Habitual Mood

Commonplace Classics

I have been looking at a lot of online lists of "classic" books and thinking about Elisa Gabbert's notion of "stupid classics"

[By stupid classics] we did not mean lacking in intelligence, or bad. For me, “stupid” meant relatively short, accessible enough to be on a high school syllabus, and probably rehashed into clichĂ© over time by multiple film adaptations and Simpsons episodes. The quintessential example was The Strange Case of Dr. Jekyll and Mr. Hyde.

Like anyone, I have many gaps in my reading, including a lot of these "stupid classics" - or, as I'll call them, because I'm nice, commonplace classics. Some I would refuse to read at gunpoint (Ayn Rand), but there are many that I'd like to get to. As Gabbert notes elsewhere in her piece, "if you want to speak or write knowledgeably about [classics], you really do have to read them. You can’t just assume you know what they’re like." I love to speak or write knowledgeably! So I started making a reading list with an emphasis on a) books I actually want to read at some point, and b) books that I already own or that are easy to come by. I also decided to include a few books I have read before, but so long ago as makes no difference.

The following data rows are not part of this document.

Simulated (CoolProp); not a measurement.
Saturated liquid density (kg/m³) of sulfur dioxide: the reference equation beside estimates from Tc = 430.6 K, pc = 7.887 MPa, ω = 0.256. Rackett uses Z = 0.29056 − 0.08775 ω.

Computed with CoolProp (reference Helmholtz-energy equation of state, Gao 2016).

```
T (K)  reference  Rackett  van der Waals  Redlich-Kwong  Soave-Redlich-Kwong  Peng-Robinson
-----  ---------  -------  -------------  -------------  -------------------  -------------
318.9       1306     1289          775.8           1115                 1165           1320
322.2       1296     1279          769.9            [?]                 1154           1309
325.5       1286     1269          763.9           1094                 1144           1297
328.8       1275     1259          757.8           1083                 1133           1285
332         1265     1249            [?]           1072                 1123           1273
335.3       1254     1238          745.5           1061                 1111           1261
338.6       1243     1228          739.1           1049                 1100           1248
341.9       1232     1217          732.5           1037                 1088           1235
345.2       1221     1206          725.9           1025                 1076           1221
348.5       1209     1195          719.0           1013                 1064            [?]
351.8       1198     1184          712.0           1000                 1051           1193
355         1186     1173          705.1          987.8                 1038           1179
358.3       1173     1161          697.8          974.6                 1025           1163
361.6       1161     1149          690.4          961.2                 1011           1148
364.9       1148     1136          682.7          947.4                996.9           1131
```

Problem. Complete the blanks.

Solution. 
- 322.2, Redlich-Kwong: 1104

  1. Chinua Achebe, Things Fall Apart
  2. Richard Adams, Watership Down
  3. William Beckford, Vathek
  4. Anita Brookner, Hotel du Lac
  5. Willa Cather, My Antonia
  6. Joseph Conrad, Heart of Darkness
  7. William Faulkner, The Sound and the Fury
  8. F. Scott Fitzgerald, The Beautiful and the Damned
  9. E.M. Forster, A Passage to India
  10. Graham Greene, The Quiet American
  11. H. Rider Haggard, She
  12. L.P. Hartley, The Go-Between
  13. Ernest Hemingway, The Old Man and the Sea
  14. John Irving, The World According to Garp 
  15. Jack Kerouac, On the Road
  16. Rudyard Kipling, Kim
  17. Jack London, The Call of the Wild
  18. Edgar Allan Poe The Narrative of Arthur Gordon Pym of Nantucket
  19. W. Somerset Maugham, The Razor’s Edge
  20. Sylvia Plath, The Bell Jar
  21. Neville Shute, On the Beach 
  22. Jules Verne, 20 000 Leagues Under the Sea
  23. H.G. Wells, The Island of Dr Moreau
  24. Edith Wharton, Ethan Frome
  25. Oscar Wilde, The Picture of Dorian Gray

My selection process was heavily vibes-based, but I think it's fair to say these books are "classics", some in the academic, canonical sense, others in the (admittedly vague) sense that the habitual reader of fiction is probably at least aware that they exist. Books people read at school or university; books that have been adapted for the screen; books that won literary awards or have appeared on so many lists of supposed classic books that their status is assured by mere familiarity. The kind of books that turn up a lot on user-generated sites like List Challenges. Most of them are short; there are a couple of longer works, but nothing too onerous.

I have previously read  Heart of Darkness, The Razor's Edge, Twenty Thousand Leagues Under the Sea, and The Island of Dr. Moreau, all of them a long time ago. The Verne I read as a child, in what I now understand to be an extremely unreliable translation. I don't know which one it was but apparently they were all dreadful until recently.

I'm going to use a random number generator to choose which book to read, otherwise I will put off reading On the Road, by some margin the least appealing to me of the twenty-five, until the end of time. First up: The Razor's Edge.